Everything is forbidden unless it is permitted

Everything is forbidden unless it is permitted

There is a popular maxim in common law systems, “everything which is not forbidden is allowed”. The idea is that in liberal democracies we are inherently and naturally free to do anything, so long as it is not expressly prohibited by law.

Ontario has now flipped that maxim on its head. Under the new stay at home order, everything is forbidden unless it is permitted. The Ford government’s hastily published regulations require every individual to remain in their place of residence, unless they fall into a lengthy list of exceptions.

The exceptions range from leaving your house to walk your dog, go to an essential job, travel to the airport, or pick up an essential item, among many other reasons. The exceptions to the order are broad, and fairly flexible. For example, the exercise exemption could capture anyone who is a pedestrian outside their house. But the problem with this order is that it is not how we live in a free society. It is simply impossible to capture all the activities that should be permitted.

The government essentially said as much in a Q&A document. The Premier’s Office stated that is impossible to determine what is an essential item, an essential trip, or essential job. Essential workplaces are defined in another regulation, but it is likely that many employees in those workplaces could do their jobs from home. However, it is simply not realistic for the government to review tens of millions of job descriptions to determine who can work from home.

Yet despite recognizing the sheer impossibility of imposing a blanket prohibition on everything and then carving out the activities we are still free to do, that’s exactly what the Ford government has tried to do. And recognizing the absurdity of the government being able to make these determinations, Premier Ford has asked residents to use their “best judgment” in deciding whether to go out.

Almost as worrying as the fact that the government has flipped the basic notions of fundamental freedoms on their head is the fact that they have empowered the police to enforce this unclear and subjective order. The government even published the regulations empowering the police to enforce the stay at home order a day before they had even specified what the terms of that order would be.

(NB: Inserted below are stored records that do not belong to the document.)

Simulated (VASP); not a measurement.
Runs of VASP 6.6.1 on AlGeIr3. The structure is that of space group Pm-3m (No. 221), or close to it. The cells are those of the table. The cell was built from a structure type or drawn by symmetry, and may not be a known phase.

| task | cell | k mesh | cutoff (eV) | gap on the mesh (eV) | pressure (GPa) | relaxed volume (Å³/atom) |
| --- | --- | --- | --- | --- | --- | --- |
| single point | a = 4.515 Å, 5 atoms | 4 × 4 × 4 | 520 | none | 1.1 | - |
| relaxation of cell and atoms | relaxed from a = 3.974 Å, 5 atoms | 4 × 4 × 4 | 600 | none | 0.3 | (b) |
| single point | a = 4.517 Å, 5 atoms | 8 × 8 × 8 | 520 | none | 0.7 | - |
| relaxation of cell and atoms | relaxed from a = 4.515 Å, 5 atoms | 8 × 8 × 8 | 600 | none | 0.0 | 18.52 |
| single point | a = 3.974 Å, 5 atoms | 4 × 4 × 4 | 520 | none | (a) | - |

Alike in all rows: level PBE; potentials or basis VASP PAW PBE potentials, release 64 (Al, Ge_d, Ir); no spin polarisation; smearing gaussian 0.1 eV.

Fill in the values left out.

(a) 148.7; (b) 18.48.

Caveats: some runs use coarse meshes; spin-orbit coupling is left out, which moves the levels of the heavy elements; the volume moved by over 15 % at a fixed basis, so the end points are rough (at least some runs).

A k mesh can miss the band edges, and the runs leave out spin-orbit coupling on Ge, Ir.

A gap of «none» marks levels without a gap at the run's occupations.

The regulations give police the authority to ask individuals to identify themselves when there are “reasonable and probable grounds” to believe they are violating the stay at home order. The Solicitor General’s office has stated that this does not empower the police to pull over cars solely to check if drivers are following the stay home order. A government memo to chiefs of police has attempted to clarify that on its own, being outside is not sufficient evidence of a failure to comply with the stay-at-home order, and that individuals are not compelled to explain why they are outside of their residence.

However, the memo ads that police are encouraged to make reasonable inquiries to determine if individuals are in compliance with the stay at home order. And while enforcing the stay home order may not be the sole reason cars are pulled over, it is fair to expect that many a driver with a broken tail light will be probed about their reasons for being out and about.

We should all be concerned about what will happen when police and individuals disagree about what is truly “essential” under the stay at home order. Especially since we know random street checks, even when done under the pretense of a broken tail light, have a disproportionate impact on minority communities. Increasing the number of police interactions and empowering the police to demand identification when enforcing a largely subjective law is a recipe for arbitrary detentions, searches, and escalations.

Most damaging of all, it creates a culture of fear and mistrust. Most police are hardworking and decent people, who want to arrest bad guys, not grandmas talking on their driveways. But this stay home order, with its unclear and subjective terms, sets police up in opposition to the people they are called on to serve and protect. And simply put, it isn’t how free people live.